Oireachtas Joint and Select Committees
Thursday, 1 June 2023
Joint Oireachtas Committee on Housing, Planning and Local Government
General Scheme of the Land Value Sharing and Urban Development Zones Bill 2022: Discussion (Resumed)
Mr. Brian Moran:
I will address Deputy Gould’s question on whether this is a tax and whether it will reduce land value. That all comes back to implementation. Collectively, we all believe that it makes sense that when something is sold, some of that value is captured and goes back into the infrastructure. The problem in this regard is the retrospective element. This is coming in too fast to the extent that many projects and people who banked, brought investors in and got pension funds will, if this comes in the way it is coming right now, be caught by it and all of a sudden have to try to push that cost on retrospectively. If it was brought in for new zoning, that is fine. We buy the land and, therefore, if we are buying less expensively, that cost then goes into the project and nothing changes. However, it will be an issue if it is brought in overnight. It will cause a cliff effect whereby the land market will stop functioning.
If it were done over time, in increments of 5%, 10%, 15% or 20% over a number of years, that would allow the land market, that is, both the owners of land and developers, to adjust and that would allow it to be absorbed in a way that would not cause a lot of friction. In other countries where this has been brought in, for years afterwards there have been legal disputes and valuation disputes. It goes on and on and ties up, in particular, the local authority valuers in years of disputes rather than allowing them to get on with delivery. A phased introduction, without taxing people who have made, in good faith, investments in recent years and who would be stuck with the need to try to capture that money back, would be preferable.

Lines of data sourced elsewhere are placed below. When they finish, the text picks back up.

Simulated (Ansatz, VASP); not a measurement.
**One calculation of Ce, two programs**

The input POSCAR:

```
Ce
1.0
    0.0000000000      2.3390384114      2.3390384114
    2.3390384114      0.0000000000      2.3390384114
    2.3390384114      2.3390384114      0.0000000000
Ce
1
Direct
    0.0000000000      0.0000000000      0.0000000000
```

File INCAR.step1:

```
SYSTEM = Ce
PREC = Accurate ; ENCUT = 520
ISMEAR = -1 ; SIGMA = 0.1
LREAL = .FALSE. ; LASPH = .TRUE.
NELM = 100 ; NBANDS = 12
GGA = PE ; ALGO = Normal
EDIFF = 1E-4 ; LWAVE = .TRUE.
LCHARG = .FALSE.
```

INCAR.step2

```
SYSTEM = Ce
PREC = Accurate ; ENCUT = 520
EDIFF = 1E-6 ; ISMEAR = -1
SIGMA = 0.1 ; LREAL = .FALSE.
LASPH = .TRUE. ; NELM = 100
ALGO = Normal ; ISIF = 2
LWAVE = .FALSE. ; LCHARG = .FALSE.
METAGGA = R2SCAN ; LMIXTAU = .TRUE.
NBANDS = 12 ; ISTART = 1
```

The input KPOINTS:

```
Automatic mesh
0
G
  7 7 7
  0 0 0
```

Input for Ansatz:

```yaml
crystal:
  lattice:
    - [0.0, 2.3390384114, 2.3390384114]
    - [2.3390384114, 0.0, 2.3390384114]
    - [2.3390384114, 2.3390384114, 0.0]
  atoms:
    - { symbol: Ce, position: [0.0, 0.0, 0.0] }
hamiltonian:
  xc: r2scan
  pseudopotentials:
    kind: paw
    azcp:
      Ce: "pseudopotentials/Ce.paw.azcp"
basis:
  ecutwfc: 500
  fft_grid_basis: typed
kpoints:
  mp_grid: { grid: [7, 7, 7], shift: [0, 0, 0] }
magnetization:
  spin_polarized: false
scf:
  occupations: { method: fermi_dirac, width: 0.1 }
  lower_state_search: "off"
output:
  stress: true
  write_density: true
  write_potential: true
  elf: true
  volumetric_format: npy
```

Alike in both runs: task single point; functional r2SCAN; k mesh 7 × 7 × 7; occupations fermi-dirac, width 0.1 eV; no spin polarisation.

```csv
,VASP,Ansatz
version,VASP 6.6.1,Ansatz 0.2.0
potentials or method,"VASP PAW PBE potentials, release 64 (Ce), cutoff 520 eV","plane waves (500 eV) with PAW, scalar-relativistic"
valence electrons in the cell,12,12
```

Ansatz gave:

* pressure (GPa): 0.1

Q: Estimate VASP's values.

It is about thinking this through and thinking about how the market works, given the behaviour of both landowners and developers such as us who have to buy that land to move it forward. I can think of cases where we might have been in discussion with a landowner about a deal, but those deals have collapsed and the discussions have stopped. The landowners are sitting on the land and we do not know how much we can pay for it because we are not sure where it will end up until there is a finality in the process.